Cypress vs Selenium vs Playwright vs Puppeteer: Speed

Table of contents

Why compare these automation tools?
Methodology, or how we ran the benchmark
The results
Conclusion

Our recent speed comparison of major headless browser automation tools, namely Puppeteer, Playwright and WebDriverIO with DevTools and Selenium, received a very positive response. The single most common ask from our readers was that we follow up by including Cypress in our benchmark. In this article, we are doing just that - with some precautions.

Note: In case you haven't read our first benchmark, we recommend going through it as it contains important information on the hows and whys of our testing which we have decided not to duplicate in this second article.

Why compare these automation tools?

Aside from the sheer curiosity about which was fastest in end-to-end scenarios, we at Checkly wanted to inform our future choices with regards to browser automation tools for synthetic monitoring and testing, and we wanted to do that through data-backed comparisons.

Before we add Cypress to the mix, we need to consider the following key differences to be able to contextualise the results we will get.

Laser focus on testing

Contrary to the tools mentioned above, Cypress is not a general-purpose browser automation tool, but rather focuses on automating end-to-end browser tests. This narrower scope enables it to excel in areas of the automated testing domain where other, more general-purpose tools have historically struggled.

Screenshot of Cypress' focus description, from the Cypress.io website

In the author's opinion, the most evident example of this is Cypress' unmatched E2E script development and debugging experience. It is important to note that this kind of qualitative characteristic cannot be highlighted in a speed benchmark such as the one you are reading right now. The goal of this benchmark is to answer the question "how fast does it run?" and not "which tool is the best all around?"

Local testing flow

As mentioned on the official documentation, while Cypress can be used to test live/production websites, its actual focus is on testing your application locally as it is being developed.

Screenshot of explanation of Cypress' sweet spot, from Cypress' documentation.

This benchmark is set up for running against live environments (Checkly itself is used for production monitoring), and therefore will test Cypress on this use case only, exposing a partial picture of its performance.

Methodology, or how we ran the benchmark

Note: If this is the first time reading this blog, we recommend taking a look at the full version of our methodology writeup from our previous benchmark, as it is important to better understand the results.

Once again, we gathered data from 1000 successful sequential executions of the same script. To keep things consistent, we kept our guidelines and technical setup identical to our previous benchmark, with the exception of two added packages: cypress@6.2.1 and jest@26.6.3.

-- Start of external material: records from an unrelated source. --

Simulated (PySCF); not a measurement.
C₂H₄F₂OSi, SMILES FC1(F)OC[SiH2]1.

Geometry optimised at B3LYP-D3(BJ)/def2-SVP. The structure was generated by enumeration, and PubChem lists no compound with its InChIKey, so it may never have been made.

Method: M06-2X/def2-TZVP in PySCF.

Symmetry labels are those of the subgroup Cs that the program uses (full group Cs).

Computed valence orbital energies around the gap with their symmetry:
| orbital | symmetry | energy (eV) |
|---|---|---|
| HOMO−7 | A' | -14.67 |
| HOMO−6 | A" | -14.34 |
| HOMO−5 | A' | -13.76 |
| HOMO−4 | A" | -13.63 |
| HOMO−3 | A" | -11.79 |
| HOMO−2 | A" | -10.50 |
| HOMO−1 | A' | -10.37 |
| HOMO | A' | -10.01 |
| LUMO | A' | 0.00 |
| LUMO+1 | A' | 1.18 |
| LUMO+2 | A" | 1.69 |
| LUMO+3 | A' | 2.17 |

Cypress was run using the cypress run command, and all scenarios have been executed without any kind of video recording or screenshot taking.

The results

Below you can see the aggregate results for our benchmark. For the first two scenarios, we kept the results for from our previous benchmark and added fresh data for Cypress. The last scenario is based entirely on new executions. You can find the full data sets, along with the scripts we used, in our GitHub repository.

Scenario 1: Single end-to-end test against a static website

Our first benchmark ran against our demo website, which is:

Built with Vue.js.
Hosted on Heroku.
Practically static, with very little data actually fetched from the backend.

This first scenario will be a short login procedure. Having a total expected execution time of just a few seconds, this test is run to clearly highlight potential differences in startup speed between the tools.

The aggregate results are as follows:

table showing benchmark results for our demo website login scenario

While no large startup time difference had been revealed in our first benchmark, here Cypress seems to exhibit a markedly longer startup time compared to the other tools. Cypress' own reported execution time, ~3s in the case of this test, implies ~7s needed until the test can start running.

Ordering execution time data points from larger to smaller, we can more clearly see the separation between the different tools:

chart showing execution time across runs (in logarithmic scale) for static website demo

This kind of very short scenario is where the difference in startup time will be felt the most; on average, Cypress is close to 3x slower than WebDriverIO+Selenium, the slowest tool in this test, and more than 4x slower than Puppeteer, the fastest tool in this comparison.

Our next scenario has a longer overall execution time, therefore we expected the above ratios to decrease.

Scenario 2: Single end-to-end test against a production web app

Our second benchmark ran against our own product, app.checklyhq.com, a full-blown web application which sports:

A Vue.js frontend.
Heroku hosting.
A backend which heavily leverages AWS.
Dense data exchange between backend and frontend, animations, third party apps and most of the components you expect from a production web app.

The second scenario is a longer E2E test which:

Logs in to app.checklyhq.com.
Creates an API check.
Deletes the check.

The aggregate results are as follows:

Table showing benchmark results for our demo website login scenario

As we can see, the separation between Cypress and the rest of the tools remains. It is also consistent with our previous finding about the startup time: on average, it seems to be ~7s slower than WebDriverIO on this test, too.

The relative result is indeed closer compared to our previous scenario: here Cypress is, on average, not even 2x slower than the fastest tool (now Playwright), whereas before it had been 4x slower.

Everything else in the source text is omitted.